My husband and I had taken our two children, aged eight and ten, on a camping holiday in the Netherlands. We’d toured around, stopping at different campsites, and had a lovely time exploring the countryside. On the day we were booked to catch the ferry home, we started to drive towards the port, but I heard a voice in my head saying, ‘There’s plenty of time. No need to rush.’ It sounded like my dead mother’s voice but I’d never had a psychic experience before so I didn’t think anything of it.
‘We’re very early,’ I said to my husband, ‘And there will be nothing to do at the ferry terminal.’ We were passing a town that looked very pretty. ‘Why don’t we stop here, have a look around and a bite to eat and we can get going in an hour’s time?’
He agreed that it would be daft to rush all the way there and have to sit in a concrete ferry terminal for ages, so we parked the car and strolled along the pretty streets of the town, looking in shop windows and admiring the spring flowers in the gardens. We sat down in a café and ordered some food, but the café suddenly got busy and the waiters were very slow bringing our order. My husband was glancing at his watch and beginning to feel stressed by the time we’d finished eating and paid the bill.
We left the café and walked back towards our car, but as we rounded the corner we saw a crowd of people gathered around it. What on earth had happened? As we got closer, we saw that an elderly man was lying on the road just by our car, with a badly broken leg. I could actually see the bone sticking out at an angle and it made me feel sick to look at it. He was moaning quietly as someone tucked a folded-up jacket under his head to act as a pillow. I couldn’t understand what the bystanders were saying and wasn’t sure whether he had been knocked over or had just fallen badly, but there was no way we could move our car. We would have to wait until the ambulance arrived and the man was taken away.

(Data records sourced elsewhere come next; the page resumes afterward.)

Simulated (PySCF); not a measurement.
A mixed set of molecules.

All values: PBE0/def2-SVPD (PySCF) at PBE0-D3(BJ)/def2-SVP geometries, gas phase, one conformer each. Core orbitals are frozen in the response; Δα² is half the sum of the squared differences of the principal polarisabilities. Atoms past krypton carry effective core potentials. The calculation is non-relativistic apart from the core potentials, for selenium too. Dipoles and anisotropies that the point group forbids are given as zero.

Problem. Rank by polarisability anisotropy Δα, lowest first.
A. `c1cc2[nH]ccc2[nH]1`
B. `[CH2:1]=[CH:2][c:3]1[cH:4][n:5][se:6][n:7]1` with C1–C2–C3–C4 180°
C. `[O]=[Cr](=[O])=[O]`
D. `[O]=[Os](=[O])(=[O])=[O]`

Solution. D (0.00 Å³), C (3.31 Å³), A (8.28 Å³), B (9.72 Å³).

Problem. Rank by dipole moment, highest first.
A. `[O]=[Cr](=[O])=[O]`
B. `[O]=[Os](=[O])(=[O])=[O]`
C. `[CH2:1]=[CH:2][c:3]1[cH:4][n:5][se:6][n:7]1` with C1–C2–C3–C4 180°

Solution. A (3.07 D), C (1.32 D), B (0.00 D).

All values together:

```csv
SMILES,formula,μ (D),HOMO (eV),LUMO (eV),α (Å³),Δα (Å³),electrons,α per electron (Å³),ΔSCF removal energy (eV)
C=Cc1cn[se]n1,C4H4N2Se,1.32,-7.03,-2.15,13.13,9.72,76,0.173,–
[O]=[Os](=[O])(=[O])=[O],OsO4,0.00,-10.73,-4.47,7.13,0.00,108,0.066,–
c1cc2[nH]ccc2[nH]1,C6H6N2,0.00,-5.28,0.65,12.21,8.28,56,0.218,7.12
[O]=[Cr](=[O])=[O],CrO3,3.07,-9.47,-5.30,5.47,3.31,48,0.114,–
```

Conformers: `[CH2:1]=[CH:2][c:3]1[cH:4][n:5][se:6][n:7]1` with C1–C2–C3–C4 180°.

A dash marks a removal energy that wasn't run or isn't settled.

Within a few minutes an ambulance pulled up with lights flashing, but the ambulance staff took a long time examining the elderly man where he lay on the ground. They put an oxygen mask on him, listened to his chest and tied splints to his leg. We didn’t have mobile phones back then but my husband went into a public phone box nearby to try to ring the ferry port and tell them we were running late. He speaks a smattering of German and hoped he would be able to make them understand, but he couldn’t get through to anyone who seemed to have a clue what he was saying.
At last, the elderly man was lifted into the ambulance and we were able to jump in our car and get on our way, but by this time we had only forty minutes left to get to the port—Zeebrugge—and we were about an hour’s drive away. My husband put his foot down and did his best to get us there but as we turned the corner into the ferry terminal, we were just in time to see it chugging away.
‘It’s only just gone!’ I moaned. ‘Look—they haven’t even closed the back door yet.’
Dejected, we turned back to the ferry office where we found someone who spoke English but he explained that all the ferries for the rest of the day were fully booked and we wouldn’t be able to get another one until early the next morning. By this stage we were running very short of money but we didn’t know of any campsites in the vicinity so we drove to the outskirts of Zeebrugge where we found a reasonably cheap hotel in a back street and booked in there for our last night.
We all felt a bit flat as we tried to fill the remaining hours of our holiday. I remember hearing lots of police cars and ambulance sirens and wondered if there was some kind of drill going on. A woman was crying in the foyer of our hotel but I didn’t speak the language so couldn’t attempt to ask her what was wrong.
We had an early night and as we set off for the port the next morning I remember seeing a picture of a ferry on the front covers of some newspapers in a newsstand. Still, I thought nothing of it until we arrived at the terminal and found that it was blocked off with police cordons. We got out to ask what was going on.
‘Have you not heard?’ an official told us. ‘The Herald of Free Enterprise sank yesterday as it left the port.’
‘But we were supposed to be on it!’ I exclaimed, and I felt the blood draining from my face.
‘You and ten others missed it,’ he told me.
I was deeply shocked when I heard the whole story. One hundred and ninety-three people died on that ferry and if we had caught it, it could have been one hundred and ninety-seven. Those back doors that I’d noticed were still open as the ferry sailed off had caused it to let in water and sink not long after it left the port. I remembered my mother’s voice in my head and knew that it had been her who saved us that day. I’ve got no doubt about it at all. The suggestion that we should ‘take our time’ just came into my head, in her voice, and it saved my family from drowning in a horrible tragedy. I still feel very shaken whenever I think about it, and overwhelmed with gratitude for the help we received.
I believe that several angels were at work that day to save Marjorie’s family. There was her mother, of course, but there were also the angels who made the café they chose suddenly get busy so as to slow them down, and then the old man’s accident was caused by an angel in a way that also served a purpose in his life. Their time simply hadn’t come and they were not supposed to be on that ferry.
The Red Striped Motorbike
It’s not just mothers and fathers who can come back with warnings. Any relative you were close to can come with a message; I have even heard of great-grandparents who had never actually met the person in question bringing advice, but in those instances they tended to be a well-known family character who everyone was familiar with.
One woman I know got a message from her grandmother and was asked to pass it on to her son. Maybe he wasn’t listening and that’s why his mother had to be the go-between, but this is how it happened.
Sarah had a very disturbing dream one night. She saw a boy’s severed head rolling along the ground in a motorcycle helmet, and she saw the bike lying on its side with red stripes on the bodywork. Her grandmother’s voice came through in the dream, saying, ‘Please don’t get it. Please don’t.’
The very next afternoon her twenty-year-old son Nicolas popped in for tea, looking very pleased with himself.